ProjectMOSAIC / mosaic

Project MOSAIC R package
http://mosaic-web.org/
94 stars 25 forks source link

stringsAsFactors = FALSE not documented in read.file() #502

Open dtkaplan opened 8 years ago

dtkaplan commented 8 years ago

I propose to document this so that later changes will not be made without discussion. Reading in strings as strings simplifies tasks such as data cleaning and I rely on it in the Data Computing book.

rpruim commented 8 years ago

See #474. If you are using read.file(), let us know ASAP. It is slated for removal from the package with the idea that we should get out of the data import/export business and leave that to the newer packages dedicated to the task.
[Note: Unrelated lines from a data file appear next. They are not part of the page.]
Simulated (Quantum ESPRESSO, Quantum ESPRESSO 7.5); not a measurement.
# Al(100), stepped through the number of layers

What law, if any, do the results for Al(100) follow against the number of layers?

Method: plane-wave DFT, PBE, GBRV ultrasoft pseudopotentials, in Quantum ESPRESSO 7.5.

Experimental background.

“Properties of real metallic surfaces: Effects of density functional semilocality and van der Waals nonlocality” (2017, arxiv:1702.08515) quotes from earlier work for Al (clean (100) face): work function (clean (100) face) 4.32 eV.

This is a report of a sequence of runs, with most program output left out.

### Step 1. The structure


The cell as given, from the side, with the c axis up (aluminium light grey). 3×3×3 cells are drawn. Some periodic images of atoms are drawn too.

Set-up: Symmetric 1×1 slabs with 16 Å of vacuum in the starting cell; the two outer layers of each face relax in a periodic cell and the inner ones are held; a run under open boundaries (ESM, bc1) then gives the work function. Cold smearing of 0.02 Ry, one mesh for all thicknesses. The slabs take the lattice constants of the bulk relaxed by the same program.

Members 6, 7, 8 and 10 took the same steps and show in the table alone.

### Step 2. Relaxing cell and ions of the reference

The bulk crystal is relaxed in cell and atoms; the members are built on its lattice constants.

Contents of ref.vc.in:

I may simply move it to fastR or perhaps to a new package I'm creating with miscellaneous utilities. Currently named rjp (renaming suggestions welcomed), it only contains two functions at the moment:

nicholasjhorton commented 8 years ago

Just FYI, I've been very happy with the qdapRegex package for things like phone number, zip code extraction, etc.

http://trinker.github.io/qdapRegex/

rpruim commented 8 years ago

I took a quick look. I'm not crazy about the API for phone numbers since (a) it returns a list of vectors, (b) it doesn't standardize the phone number format, and (c) it uses a functions called rm_* to do extraction. (Seems to me like extraction would be the more common use case than deletion.)

But my use case is different, I'm not extracting phone numbers from large chunks of text. I'm trying to standardize the phone numbers entered by users in a google form. The approach is pretty simple: remove all the non digits, convert the rest to a numeric, and use some arithmetic to parse into area code, exchange and number. At the moment there is only one output format, but once those three elements are in hand, it would be easy to provide more flexibility there.

For more general scraping, I think the gdapRegex package might be more useful.

dtkaplan commented 8 years ago

Thanks for the reminder about read.file(). I should have remembered that discussion about leaving file reading to packages designed specifically for file reading. I'll remove the mosaic::read.file() from Data Computing.

But what to do?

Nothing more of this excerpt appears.